Planning to buy or import a car in Ireland? A grant of €5000 is available on buying electric vehicles. Know more about the legal procedures and formalities in all cases

If you are planning to buy a car, the one you select should be satisfactory for you. You have the right to expect a satisfactory quality and decide whether it is fit for purpose. If the one you chose becomes faulty, you have the right to ask the seller for making your car complaint free. Your consumer rights are well explained in the Sale of Goods and Associated Guarantees Act 1980.

Consumer rights only matters between deals by a consumer and a trader. If the trade happens between two individuals or commercial use in a business to business deal, the rights will be not the same all the time.

Car finances are available for you if you cannot pay the full cost immediately.
You can get personal loans from banks, building societies and credit unions. You can borrow the money and own the car and can pay back the money in installments and pay the interest to the lender too.

Hire Purchase Agreements (HP)

This type of credit is offered by car dealers and garages. Under this agreement, you can rent the car and pay the cost in regular installments to your lender. The car could be used but you cannot sell it without lender’s permission. The lender is the owner until you pay the full amount.

Personal Contract Plan (PCP)

It is similar to HP agreement. The only change is that the installment will be lower not owe more money at the end of the agreement. A proper research should be done before signing the agreement. If the dealer is offering to arrange a finance, they act as an agent and can avail the commission for arranging the loan. Authorised agents must be chosen as per the Competition and Consumer Protection Commission (CCPC).

Electric Vehicles Grant Scheme

The Sustainable Energy Authority Ireland provides a grant for plug in hybrid and battery powered electric vehicles. The maximum amount is €5,000 and the rate chnages according to the price of the vehicle. The rate of the vechicle should be higher than €14,000 to be eligible for the grant. The dealer will apply for the grant and the grant amount will be deducted from the total amount. The grant amount will be reduced from €5,000 to €2,500 for plug in hybrid vehicles while the amount stays the same for battery powered electric vehicles.

Trade-ins

The trading of your old car will bring down the cost of the new one. A proper research and discussion is necassary to find out the best price for your old vehicle. Taking an expert or a mechanic with you will be very effective in knowing the exact worth of your car.

Registration and Tax

There are many legal issues while you import or buy a car in Ireland. All new vehicles must pay a Vehicle Registration Tax (VRT) and must be registered with Revenue.
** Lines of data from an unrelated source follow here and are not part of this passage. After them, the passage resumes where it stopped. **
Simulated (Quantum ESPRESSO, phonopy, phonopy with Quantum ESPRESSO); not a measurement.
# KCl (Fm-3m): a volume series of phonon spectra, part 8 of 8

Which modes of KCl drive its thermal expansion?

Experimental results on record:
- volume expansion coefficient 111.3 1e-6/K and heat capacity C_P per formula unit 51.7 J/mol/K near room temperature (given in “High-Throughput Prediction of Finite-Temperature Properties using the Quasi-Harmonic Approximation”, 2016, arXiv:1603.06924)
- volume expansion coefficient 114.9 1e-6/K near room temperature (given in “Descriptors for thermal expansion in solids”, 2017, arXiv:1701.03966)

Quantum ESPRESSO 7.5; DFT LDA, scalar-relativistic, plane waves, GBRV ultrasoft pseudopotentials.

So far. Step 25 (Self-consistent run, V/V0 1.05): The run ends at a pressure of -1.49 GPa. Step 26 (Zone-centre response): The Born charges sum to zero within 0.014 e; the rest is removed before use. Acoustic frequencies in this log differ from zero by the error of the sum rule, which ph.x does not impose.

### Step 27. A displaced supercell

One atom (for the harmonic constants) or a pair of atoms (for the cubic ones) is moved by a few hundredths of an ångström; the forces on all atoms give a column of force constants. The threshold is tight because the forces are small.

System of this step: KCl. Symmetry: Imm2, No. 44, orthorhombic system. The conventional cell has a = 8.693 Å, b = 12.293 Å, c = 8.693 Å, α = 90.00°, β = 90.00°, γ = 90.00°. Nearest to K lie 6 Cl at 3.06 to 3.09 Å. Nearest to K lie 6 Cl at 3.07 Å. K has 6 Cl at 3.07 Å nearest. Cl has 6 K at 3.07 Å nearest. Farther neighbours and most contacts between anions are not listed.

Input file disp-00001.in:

Vehicle Registration Tax will be paid by the dealer itself if you buy a new vehicle. Thus the total amount paid to the dealer will include the VRT too. VAT is also charged for most products. When the VRT is paid and car is registered you will get the receipt of VRT paid and the registration number of the car and an RF100 form too.

Cross check the VRT receipt and RF100 form as it will be useful in the future at the motor tax office.

Registering without dealer needs an appointment at the National Car Testing Service Centre (NCTS) through online or over the phone. Buying a car directly from the dealer will not come under this. The procedure includes booking an appointment for vehicle testing and registering the vehicle within 30 days.

Tax reliefs and exemptions from VRT could be found in the Revenue’s website you claim claim tax reliefs under Disabled Drivers and Disabled passengers scheme.

Registration plates should be provided to you if you are buying a car directly from the dealer. The plates must be displayed on the car within three days from the date of registration. The dealer must provide you the vehicle with the registration plates fixed.

If you are registering the vehicle without the help of a dealer, Revenue will give you the registration number and Irish number plates can be bought at the NCT center on the day of inspection. Driving and unregistered vehicle is an offence in Ireland.

Vehicle Registration Certificate will be issued after registration by the Department of Transport. This will be available for you after you apply for paying the motor tax to your local motor tax office.

Motor Tax

Motor Tax as issued by the government should be paid to make your vehicle status legal. You can pay tax through post, in person at motor tax office and online at motortax.ie

The tax amount may vary for different vehicles. For new vehicles, the emission rate of CO2 determines the tax amount. The RT100 form should be submitted while paying the tax. You must also carry

  • RT100 form to prove your ownership
  • Vehicle registration number
  • Vehicle insurance details
  • Payment details
  • Personal identification i,e. last characters of the vehicle’s chassis number.

Motor Insurance

Motor Insurance must be taken to drive your vehicle legally and it should be displayed on the windscreen. Driving without paying insurance is an offence and you will be heavily fined. Your license could be suspended too.

Vehicle Labelling

A new color coded labelling system is used for new cars to understand the CO2 emissions rate and it should also be displayed on the vehicle. First section shows te emission band of the vehicle, second section shows the amount of fuel used by the vehicle after running 18,000 km, annual motor tax and rate of VRT. Other sections shows information like the make company, engine capacity and fuel type.

Complaints

If the vehicle has any complaints or faults, you can ask the dealer to fix or repair it. If the dealer turned down your needs, you can file a complaint to the CCPC. You can file the complaint directly at the office or through thier website http://www.ccpc.ie

You can file a complaint against your dealer, repairers and wholesalers at the Society of the Irish Motor Industry (SIMI). Your issue will be resolved by the consumer complaints mediation service.